Week one of the Lloyd’s Exchange ‘e-endorsement’ trial

Lloyd’s e-endorsement trial of The Exchange, its ACORD messaging hub, began on 1 October. Already, it is looking as if it will be successful.

The trial will run until the new year and involves all managing agents at Lloyd’s and more than 80% of brokers by market cap. It involves only marine business.

The Exchange is a simple messaging service that allows brokers, underwriters and system providers to send and receive information via a single connection point. At the moment, it is not being used for negotiating or binding.

Aon UK e-business division managing director Ian Summers said: “It is absolutely a success, there is no doubt. For the Exchange to get so many connections working from day one is a huge success.”

Julian Mancell Smith, managing director of Trace Isys, a business solutions company, said: “Our experience so far is that The Exchange is starting to gather some significant volume. Clearly there was something holding back the placing in the original processes.”

Response time

For the market, the figures speak for themselves. In the first week, Trace Isys sent and received 1,000 endorsement messages, of which almost all endorsements have been agreed or are in flight.

Aon processed more than 100 endorsements in the first three days. Its first endorsement exchange with Beazley was returned within five minutes.

Mitsui Sumitomo processed 20 endorsements in the first week, with nine requiring agreement. Of those nine, seven were either agreed or queried within an hour of receipt, with the shortest response time being 17 minutes.

Summers said: “If everyone could do that and if the market could move to that, then London would overnight become the most successful market.”

Difficult to define

But Summers said that The Exchange does have teething problems. “While we haven’t had anyone who has refused to use it, we have had people on holiday, so we are still waiting for a response. They haven’t thought all the processes through.”

Class of business is also proving difficult to define. Trace Isys senior business analyst Simon Howden said: “Are we all calling risk the same thing? Some companies have set up say, just marine. Others are calling it marine/cargo or marine/hull. I am sure this will be one of the first things addressed.”

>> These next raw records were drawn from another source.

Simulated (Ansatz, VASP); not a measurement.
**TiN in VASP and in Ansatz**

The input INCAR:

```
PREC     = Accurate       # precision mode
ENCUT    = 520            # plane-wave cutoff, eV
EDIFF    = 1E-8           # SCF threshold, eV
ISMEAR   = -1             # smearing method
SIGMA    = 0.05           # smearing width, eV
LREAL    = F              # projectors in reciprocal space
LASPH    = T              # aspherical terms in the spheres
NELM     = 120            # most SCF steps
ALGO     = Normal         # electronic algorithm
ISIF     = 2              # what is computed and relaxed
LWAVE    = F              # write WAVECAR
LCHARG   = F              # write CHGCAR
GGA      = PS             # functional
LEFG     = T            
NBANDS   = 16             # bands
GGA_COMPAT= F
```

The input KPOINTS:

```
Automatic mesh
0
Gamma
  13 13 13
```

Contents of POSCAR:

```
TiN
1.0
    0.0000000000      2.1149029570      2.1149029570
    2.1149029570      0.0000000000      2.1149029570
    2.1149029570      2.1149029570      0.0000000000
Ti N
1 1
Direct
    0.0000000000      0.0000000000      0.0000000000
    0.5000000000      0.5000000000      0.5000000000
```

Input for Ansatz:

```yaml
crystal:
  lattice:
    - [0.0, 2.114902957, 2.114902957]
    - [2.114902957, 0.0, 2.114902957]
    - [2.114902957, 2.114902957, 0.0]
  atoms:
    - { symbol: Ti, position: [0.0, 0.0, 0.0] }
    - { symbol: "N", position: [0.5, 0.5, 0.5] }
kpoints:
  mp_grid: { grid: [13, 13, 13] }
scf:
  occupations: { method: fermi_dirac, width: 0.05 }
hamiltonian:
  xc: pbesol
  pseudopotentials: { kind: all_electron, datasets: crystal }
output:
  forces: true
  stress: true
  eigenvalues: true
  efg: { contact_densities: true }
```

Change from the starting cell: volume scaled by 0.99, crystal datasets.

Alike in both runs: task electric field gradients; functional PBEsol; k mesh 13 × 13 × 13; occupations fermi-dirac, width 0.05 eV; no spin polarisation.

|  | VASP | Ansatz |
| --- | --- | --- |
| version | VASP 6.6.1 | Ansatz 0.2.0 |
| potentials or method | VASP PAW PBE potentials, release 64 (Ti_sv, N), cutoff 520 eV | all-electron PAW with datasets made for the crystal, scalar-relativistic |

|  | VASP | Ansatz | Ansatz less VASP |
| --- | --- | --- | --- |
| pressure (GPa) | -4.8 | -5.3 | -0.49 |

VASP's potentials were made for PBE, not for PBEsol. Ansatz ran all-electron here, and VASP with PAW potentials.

As for future of the trial, Mitsui Sumitomo underwriting operations manager Colin Smith said the market is keen for more brokers to connect to The Exchange. “If we can get the impetus behind it, that will create the opportunity for other classes of business to jump on behind the marine segment,” he said.

The big challenge

Mancell Smith said the trial needed to be widened to include other classes of business. “For an underwriter who writes a broad book of business, they’re going to be keen to see a return on their investment in the trial.”

For Colin Smith, the challenge of the trial will be to break the old ways of the market. “It is easier to walk to the box to get a paper agreement while you’re in the room than to send something electronically: that will remain the big challenge.”